We pledge to partner with the government to encourage development of exciting new technologies that will bring us closer to the day when true labor globalization will give workers everywhere the opportunity to participate in the global service sector economy.

The IFBGWP encourages all members to contact their Senators and Congresspersons to demand passage of H.R. 5639 and S.2315.

Welcome to the Club of the Living

Dear New Member:

Welcome to the Club of the Living! Our records indicate you have recently joined at the Premium ("Human Being") Level.

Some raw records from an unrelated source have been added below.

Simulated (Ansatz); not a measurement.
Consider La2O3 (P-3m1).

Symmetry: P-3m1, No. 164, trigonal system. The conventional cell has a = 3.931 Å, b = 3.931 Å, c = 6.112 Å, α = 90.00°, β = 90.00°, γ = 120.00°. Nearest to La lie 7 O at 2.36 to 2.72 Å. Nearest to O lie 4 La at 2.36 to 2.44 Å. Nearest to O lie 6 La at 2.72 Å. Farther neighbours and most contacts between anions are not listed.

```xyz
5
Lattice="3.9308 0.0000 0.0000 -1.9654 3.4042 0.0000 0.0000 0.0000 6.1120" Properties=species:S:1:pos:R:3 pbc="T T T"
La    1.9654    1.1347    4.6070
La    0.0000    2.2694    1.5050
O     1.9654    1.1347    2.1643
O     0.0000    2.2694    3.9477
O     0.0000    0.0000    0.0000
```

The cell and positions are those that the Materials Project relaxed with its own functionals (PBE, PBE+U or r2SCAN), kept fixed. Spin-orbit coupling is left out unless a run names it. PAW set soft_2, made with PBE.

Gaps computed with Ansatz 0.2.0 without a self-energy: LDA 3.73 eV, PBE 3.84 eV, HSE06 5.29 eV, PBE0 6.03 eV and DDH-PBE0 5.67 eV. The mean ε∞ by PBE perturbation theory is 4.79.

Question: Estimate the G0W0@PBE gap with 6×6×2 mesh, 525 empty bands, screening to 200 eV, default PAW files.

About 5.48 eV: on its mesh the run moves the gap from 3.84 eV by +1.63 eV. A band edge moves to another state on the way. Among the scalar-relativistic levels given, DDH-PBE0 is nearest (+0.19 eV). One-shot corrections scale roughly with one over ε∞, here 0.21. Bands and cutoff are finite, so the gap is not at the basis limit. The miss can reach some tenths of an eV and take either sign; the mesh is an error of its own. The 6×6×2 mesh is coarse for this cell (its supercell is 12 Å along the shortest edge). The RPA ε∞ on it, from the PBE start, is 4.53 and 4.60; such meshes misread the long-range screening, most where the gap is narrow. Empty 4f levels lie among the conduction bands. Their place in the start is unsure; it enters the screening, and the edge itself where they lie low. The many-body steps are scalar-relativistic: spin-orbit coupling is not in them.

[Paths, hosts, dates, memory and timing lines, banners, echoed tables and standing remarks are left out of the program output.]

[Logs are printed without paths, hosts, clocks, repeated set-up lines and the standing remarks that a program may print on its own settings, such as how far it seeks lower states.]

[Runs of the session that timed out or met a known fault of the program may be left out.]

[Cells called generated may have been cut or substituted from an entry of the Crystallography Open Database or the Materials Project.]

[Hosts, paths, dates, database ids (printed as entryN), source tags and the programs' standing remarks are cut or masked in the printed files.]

Ernest Hemingway (post-membership status) wrote, "If you are lucky enough to have lived in Paris as a young man, then wherever you go for the rest of your life it stays with you, for Paris is a moveable feast."

We here at the Club like to think of ourselves as a variety of "living in Paris as a young man", and by virtue of being born you have taken a place at the table of our moveable feast. As such, you are invited to travel with your fellow (currently) living beings, be they worms or wombats or Wiccans, in the Dining Car, moving through a limited amount of time and space. Enjoy the meal, mind your manners, but remember too that nobody's going to really care if you sit there with your elbows on the table. (Do chew your food with your mouth closed, though. Jesus God, we can't stand that smacking noise...)

When asked for the salt and pepper, pass it in a sprightly and agreeable manner. Make conversation. Make friends. Make love, but do not hog the gravy. You are entitled to behave like a pig, of course, but never forget that doing so will cause you to be remembered as a pig long after you have left the table.

[IMPORTANT: Your membership in the Club is limited. We have a great many beings to eventually seat at the table and, unfortunately, we cannot seat them all at once. Please try to exhibit some grace when your meal service has concluded, though your fellow members will certainly understand this is a request more likely to be honored in the breach than in the observance.]

Be of good cheer and fellowship. "Eat! Eat! We'll only have to throw it out!" Tipping is not a city in China. Not responsible for lost articles, and finally...

All you need is love. And a little bouquet garni.

Mwah,
The Corpuscle
(current member)

The Key That Winds The Spring

It's heartening to be reminded of the grotesquerie of human nature. Poor Old Tom has announced he won't be running for the Republican leadership position in the House. Abramoff has agreed to spill his guts. Many a Republican is threatened.

This sort of thing is what comes of one-party rule, of course. And this is what we can depend upon, and this is why I am so comforted.

I worry sometimes that one day someone will rise to power who is not subject to hubris. Someone who will go far, but never quite too far. It could happen. In some sense it has happened with the Bush Administration, but only because the American public has decided not to pay too much attention yet. If it doesn't happen before History gets its mitts on Bush, it will certainly happen soon enough: Bush will be seen as the most damaging President this country has ever endured.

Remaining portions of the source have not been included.